Winding its way through lush river gorges, climbing steep peaks, and passing dramatic waterfalls, the Flåm Railway is one of Europe’s most spectacular train journeys. Running 12.5 miles (20 kilometers) between the Norwegian towns of Flåm and Myrdal, the train is among Norway’s most popular tourist attractions, offering incredible views over the UNESCO World Heritage-listed fjords.
It’s possible to complete the round-trip journey from Flåm to Myrdal in about two hours, including stops at Kjosfossen waterfall and Myrdal. For an even more unforgettable journey, combine the ride with a cruise around the Sognefjord, Norway’s longest and deepest fjord, or soak up the scenery on a self-guided transfer from Bergen to Oslo that includes a ride on the Bergen Railway and a ferry cruise across the Naeroyfjord fjord.
Things to Know Before You Go
There are restrooms, cafés, luggage storage, and souvenir shops at Myrdal and Flåm stations.
There’s time to get off and take in the views at Kjosfossen waterfall and Myrdal (for round-trip passengers), so dress accordingly for the weather as it can get chilly in the mountains.
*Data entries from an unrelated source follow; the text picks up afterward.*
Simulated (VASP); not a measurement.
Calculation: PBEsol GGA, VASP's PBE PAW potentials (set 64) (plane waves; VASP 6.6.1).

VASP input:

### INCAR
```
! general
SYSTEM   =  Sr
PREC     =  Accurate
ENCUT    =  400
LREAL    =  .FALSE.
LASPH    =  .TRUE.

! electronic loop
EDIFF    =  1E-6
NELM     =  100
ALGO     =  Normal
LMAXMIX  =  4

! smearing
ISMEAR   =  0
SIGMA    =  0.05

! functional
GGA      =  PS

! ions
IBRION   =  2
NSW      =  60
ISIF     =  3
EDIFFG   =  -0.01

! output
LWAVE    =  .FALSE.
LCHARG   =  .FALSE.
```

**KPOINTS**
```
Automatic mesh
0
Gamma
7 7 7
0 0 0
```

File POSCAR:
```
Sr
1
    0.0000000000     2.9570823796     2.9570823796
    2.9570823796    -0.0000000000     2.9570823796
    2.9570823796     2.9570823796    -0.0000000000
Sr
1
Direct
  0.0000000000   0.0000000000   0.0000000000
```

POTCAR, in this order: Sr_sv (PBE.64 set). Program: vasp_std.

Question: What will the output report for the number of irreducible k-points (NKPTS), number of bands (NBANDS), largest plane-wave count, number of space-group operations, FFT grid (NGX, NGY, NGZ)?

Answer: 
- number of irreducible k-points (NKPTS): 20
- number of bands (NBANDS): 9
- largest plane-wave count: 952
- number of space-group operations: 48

Wheelchair access is available at all stations.
How to Get There
It’s possible to ride the Flåm Railway in either direction, from Flåm or Myrdal. Flåm Station is located in Flåm, Aurland, a roughly 10-minute walk from the Flåm ferry port on the Sognefjord.
When to Get There
The Flåm Railway runs daily year-round, but there are more than double the number of trains running in summer than winter. Those hoping to take advantage of the hiking trails and outdoor activities around Myrdal should plan a visit in spring or summer, but winter visitors benefit from magical views of glittering fjords and snow-dusted peaks.
The Flåm Railway by the Numbers
The Flåm Railway ranks as one the steepest trains in the world, with a gradient of 5.5 percent reaching a height of 2,841 feet (866 meters) in just 12.5 miles (20 kilometers). Opened in 1940, the train took almost 20 years to build and includes 20 tunnels and one railway bridge—an impressive engineering feat.